Hardie Grant Travel acquires Steffensen’s book on Indigenous fire management
Hardie Grant Travel has acquired world rights to Fire Country, the memoir of Indigenous fire practitioner Victor Steffensen.
Steffensen is a Tagalaka descendant from Far North Queensland who is dedicated to revitalising ancient Indigenous fire knowledge across Australia and abroad. Along with his teachers, Awu-Laya elders George Musgrave and Tommy George, Steffensen created an initiative that helped revive Aboriginal fire practices in the remote Cape York Peninsula in 1992, with their ongoing work recognised by mainstream agencies.
Hardie Grant Travel acquired rights to the book in the past several weeks and decided to publish it in March 2020 due to the current surge of bushfires across Australia.
Publisher Melissa Kayser says, ‘I came across Victor’s work while reading reports of the recent bushfires, and once I understood how much of what’s happening across Australia is in fact avoidable, I felt it was necessary to bring this knowledge to a wider audience as soon as possible. I continue to be amazed by the generosity of First Nations people, as Victor’s main aim is to share his knowledge with all Australians. His writing is unassuming and honest, making his story incredibly compelling.’

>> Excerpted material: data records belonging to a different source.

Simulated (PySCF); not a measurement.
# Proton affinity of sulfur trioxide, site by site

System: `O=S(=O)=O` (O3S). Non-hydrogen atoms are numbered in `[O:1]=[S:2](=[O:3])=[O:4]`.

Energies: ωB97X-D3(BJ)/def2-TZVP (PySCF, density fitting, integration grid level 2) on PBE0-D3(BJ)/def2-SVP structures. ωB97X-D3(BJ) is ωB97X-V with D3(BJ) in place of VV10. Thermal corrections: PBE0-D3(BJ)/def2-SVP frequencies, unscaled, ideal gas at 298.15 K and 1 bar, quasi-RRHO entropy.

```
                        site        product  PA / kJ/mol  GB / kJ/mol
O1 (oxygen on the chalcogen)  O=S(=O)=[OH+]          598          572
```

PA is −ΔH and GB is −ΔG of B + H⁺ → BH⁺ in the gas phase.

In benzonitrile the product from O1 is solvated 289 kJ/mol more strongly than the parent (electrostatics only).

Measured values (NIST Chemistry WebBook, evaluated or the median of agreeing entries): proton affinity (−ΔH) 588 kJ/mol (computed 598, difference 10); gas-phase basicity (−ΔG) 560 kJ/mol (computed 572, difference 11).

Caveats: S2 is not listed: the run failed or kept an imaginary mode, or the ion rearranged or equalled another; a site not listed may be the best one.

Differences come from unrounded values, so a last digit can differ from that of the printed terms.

Steffensen said he hopes Fire Country will be a turning point for younger generations of Australians to reconnect with the land again. ‘The process of implementing Aboriginal fire knowledge has been a long, hard road,’ said Steffensen. ‘This book comes with strong intentions to recognise and respect the value of Indigenous knowledge in the country that we share. With the rise of climate change and devastating wildfires degrading our landscapes, this book is written in the hope that people will reconnect with the land and prevail against one of the world’s toughest environmental challenges in its history.’